Search code examples
complex-event-processingsiddhiwso2-streaming-integrator

Is it possible to Group By a field extracted from JSON input in a Siddhi Query?


I currently have an stream, with 1 string attribute that contains a Json event.

This stream receives different events, which I want to apply Json path expressions so I can use those attributes on filters and functions.

JsonPath extractors work like a charm on filters and selectors, unfortunately, I am not being able to use them for the 'Group By' part. I am actually doing it in an embedded Siddhi App with siddhi-execution-json extension added manually, but for the discussion, so everybody can easily check and test it, I will paste an example app that works on WSO2 Stream Processor. The objective looks like the following App:

@App:name("Group_by_json_attribute")

define stream JsonStream(json string);

@sink(type='log')
define stream LogStream(myField string, count long);

@info(name='query1')
from JsonStream#window.time(10 sec)
select json:getString(json, '$.myField') as myField, count() as count 
group by myField having count > 1 
insert into LogStream;

and it can accept the following events:

{"myField": "my_value"}

However, this query will raise the error:

Cannot find attribute type as 'myField' does not exist in 'JsonStream'; define stream JsonStream(json string)

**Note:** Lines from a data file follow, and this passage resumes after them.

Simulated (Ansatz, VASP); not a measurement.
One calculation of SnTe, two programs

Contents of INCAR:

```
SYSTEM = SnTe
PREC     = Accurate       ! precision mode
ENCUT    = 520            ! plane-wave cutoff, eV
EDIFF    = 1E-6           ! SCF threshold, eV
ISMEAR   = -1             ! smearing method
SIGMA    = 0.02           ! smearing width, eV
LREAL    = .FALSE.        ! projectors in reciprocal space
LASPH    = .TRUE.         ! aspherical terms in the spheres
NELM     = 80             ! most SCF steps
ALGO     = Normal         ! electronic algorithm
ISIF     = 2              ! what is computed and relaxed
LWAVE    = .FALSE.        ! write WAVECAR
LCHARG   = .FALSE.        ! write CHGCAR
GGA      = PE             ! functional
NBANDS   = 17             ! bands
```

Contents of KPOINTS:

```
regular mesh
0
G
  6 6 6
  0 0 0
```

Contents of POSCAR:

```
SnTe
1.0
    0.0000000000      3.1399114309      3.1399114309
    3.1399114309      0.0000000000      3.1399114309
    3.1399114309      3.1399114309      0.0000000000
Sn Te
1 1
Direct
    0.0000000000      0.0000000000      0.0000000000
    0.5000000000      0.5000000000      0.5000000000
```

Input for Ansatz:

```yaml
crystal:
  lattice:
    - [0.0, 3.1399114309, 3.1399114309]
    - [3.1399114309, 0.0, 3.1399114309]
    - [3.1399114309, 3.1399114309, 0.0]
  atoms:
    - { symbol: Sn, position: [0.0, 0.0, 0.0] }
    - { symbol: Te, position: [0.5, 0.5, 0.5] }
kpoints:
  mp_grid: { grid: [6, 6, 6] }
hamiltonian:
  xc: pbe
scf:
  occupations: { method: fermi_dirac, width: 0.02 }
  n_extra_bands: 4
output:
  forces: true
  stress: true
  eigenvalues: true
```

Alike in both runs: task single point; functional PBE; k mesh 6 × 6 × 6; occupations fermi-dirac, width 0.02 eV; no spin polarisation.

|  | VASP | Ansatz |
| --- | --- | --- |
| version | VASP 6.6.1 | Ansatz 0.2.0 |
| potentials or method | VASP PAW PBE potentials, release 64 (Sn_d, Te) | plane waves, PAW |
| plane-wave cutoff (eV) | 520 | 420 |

I have also tried to use directly the Json extractor at 'Group by':

group by json:getString(json, '$.myField') as myField having count > 1

However the error now is:

mismatched input ':' expecting {',', ORDER, LIMIT, OFFSET, HAVING, INSERT, DELETE, UPDATE, RETURN, OUTPUT}

which seems to not be expecting to use an extension here

I am just wondering, if it is possible to group by attributes not directly defined in the input stream. In this case is a field extracted from a JSON object, but it could be any other function that generates another attribute.

I am also using versions from maven central repository

  • Siddhi: io.siddhi:siddhi-core:5.0.1
  • siddhi-execution-json: io.siddhi.extension.execution.json:siddhi-execution-json:2.0.1

(Edit) Clarification

The objective is, to use attributes not directly defined in the Stream, to be used on the Group By.

The reason why is, I currently have an embedded app which defines the whole set of input streams coming from external sources formatted as JSON, and there are also a set of output streams to inform external components when a query matches. This app allows users to create custom queries on this set of predefined Streams, but they are not able to create Streams by their own.

Many thanks!


Solution

  • It seems we are expecting the group by fields from the query input stream, in this case, JsonStream. Use another query before this for extraction and the aggregation and filtering in the following query,

    @App:name("Group_by_json_attribute")
    
    define stream JsonStream(json string);
    
    @sink(type='log')
    define stream LogStream(myField string, count long);
    
    @info(name='extract_stream')
    from JsonStream
    select json:getString(json, '$.myField') as myField 
    insert into ExtractedStream;
    
    @info(name='query1')
    from ExtractedStream#window.time(10 sec)
    select myField, count() as count 
    group by myField 
    having count > 1 
    insert into LogStream;